The DuPont Danisco cellulosic ethanol plant in Vonore, Tennessee

The DuPont Danisco cellulosic ethanol plant in Vonore, Tennessee (Biofuels Digest).

In Tennessee, Dupont Danisco Cellulosic Ethanol will officially open its 250,000 gallon demonstration facility in Vonore, and the first one dedicated to converting both agricultural residue and bioenergy crops to fuel ethanol. The facility has initiated start-up and began producing ethanol in mid-January. The facility is focused on process and data validation to achieve commercial scale production by 2012. The plant is using corn cobs as a feedstock today, and will begin to integrate switchgrass grown primarily in Tennessee later this year.


“A perfect storm made this happen,” DDCE CEO Joe Skurla told the Digest. “Governor Bredesen’s vision, plus our need to put in a demonstrate plant. To start in October 2008 and to have a plant complete and started up — I’ve seen a lot of projects in my time, but I’ve never seen a team come together and overcome the issues like this one.”

Skurla said that final design for DDCE’s technology will be completed after data is accumulated from the demonstration plant, and construction will begin in 2011 on the cobs plant, which is likely to be built in the corn belt.

To improve the lifecycle analysis of the plant and increase the reduction in Greenhouse gas emissions, the plant is burning lignin, recovered from the process, as fuel for the system in place of natural gas. Lignin is being burned as fuel for the system.

Tennessee Gov. Phil Bredesen will be on an honored speaker at the event, along with other state, local, and business dignitaries. The 74,000-square-foot facility has the capacity to produce 250,000 gallons of ethanol from corncobs and switchgrass and is preparing DDCE’s innovative integrated technology for commercial production by 2012.

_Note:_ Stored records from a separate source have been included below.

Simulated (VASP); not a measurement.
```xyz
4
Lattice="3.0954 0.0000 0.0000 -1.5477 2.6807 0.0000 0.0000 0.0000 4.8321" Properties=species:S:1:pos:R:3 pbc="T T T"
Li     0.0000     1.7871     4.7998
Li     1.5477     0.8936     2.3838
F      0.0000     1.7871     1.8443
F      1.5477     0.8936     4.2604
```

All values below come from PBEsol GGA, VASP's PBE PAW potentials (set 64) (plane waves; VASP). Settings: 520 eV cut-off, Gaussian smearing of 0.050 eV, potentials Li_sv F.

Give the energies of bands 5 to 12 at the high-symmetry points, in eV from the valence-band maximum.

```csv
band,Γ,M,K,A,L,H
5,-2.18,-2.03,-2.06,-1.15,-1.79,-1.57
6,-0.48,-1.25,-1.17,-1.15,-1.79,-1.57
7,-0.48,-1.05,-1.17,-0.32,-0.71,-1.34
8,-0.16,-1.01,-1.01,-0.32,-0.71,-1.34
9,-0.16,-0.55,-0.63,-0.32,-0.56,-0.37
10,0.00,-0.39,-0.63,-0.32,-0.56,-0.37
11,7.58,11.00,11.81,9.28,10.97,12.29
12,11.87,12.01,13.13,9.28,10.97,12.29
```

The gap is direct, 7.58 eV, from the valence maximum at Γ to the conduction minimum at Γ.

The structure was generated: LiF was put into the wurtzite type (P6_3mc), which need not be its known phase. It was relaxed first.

Skurla confirmed to the Digest that conversations are occurring with “several early adopters” in terms of licensing technologies, and said that the US was a likely first area of licensing operations although he added that conversations have emerged with potential parties in Europe, Asia and South America, and said that the technology would be effective with any region where agricultural residues or energy crops could be provided at scale. Likely facility size is 50 Mgy in the near term , working off a 35-50 mile radius for residues and crops. Skurla commented that ultimately the company beeves it can deploy its technology at 100 Mgy scale.

The model for biomass aggregation? DDCE pointed to the partnership with Genera Energy, a University of Tennessee spinout that is developing the logistics for a biomass supply chain, with a goal of establishing multi-year contracts for energy crops that would be grown specifically for the cellulosic ethanol facility, and thereby limit the volatility in feedstock prices that have plagued first-generation ethanol.

Asked to comment on what set DDCE apart from other cellulosic ethanol technology licensors, Skurla identified thre factors: “One, all the technologies under one roof, basic in fundamental in every aspect, through our parents DuPont, Genencor and Danisco as well as our own work. Two, our project execution capabilities — that’s the Dupont and Danisco/Genencor experience in building projects all around the world. Three, we view this holistically — clients will see us as a partner rather than just as a licensing company.”

Metrics? The plant is producing over 85 gallons per ton, and is targeting 90 gallons per ton by the time of its commercial rollout. Capital costs are $5-$6 per gallon of operating capacity, based on the company’s models, and are expected to reach sub-$5 by the time of the first commercial rollout and “pushing $4? by the time the company has completed “4-5 plants”. The company’s manufacturing cost is $2 per gallon, with a goal of reaching $1.50 per gallon, and will be competitive with $85-$90 oil, and is designed to be competitive without subsidies or incentives.

DDCE was established in 2008 to integrate the state-of-the art technologies and engineering expertise of DuPont and Danisco, and today is accelerating commercialization of cellulosic ethanol.

Meanwhile, Forbes has filed an excellent report on the opening, with a focus also on a local switchgrass grower who said that he planted on 39 acres which were too steep for row crops, such as corn or soybeans. The grower reported that “switchgrass is extremely slow to germinate” and is less profitable than row farming but offers superior returns to pasture or hay ground. UT estimates that 5,600 acres of switchgrass will be cultivated in Tennessee in 2010.

More on the story from DDCE.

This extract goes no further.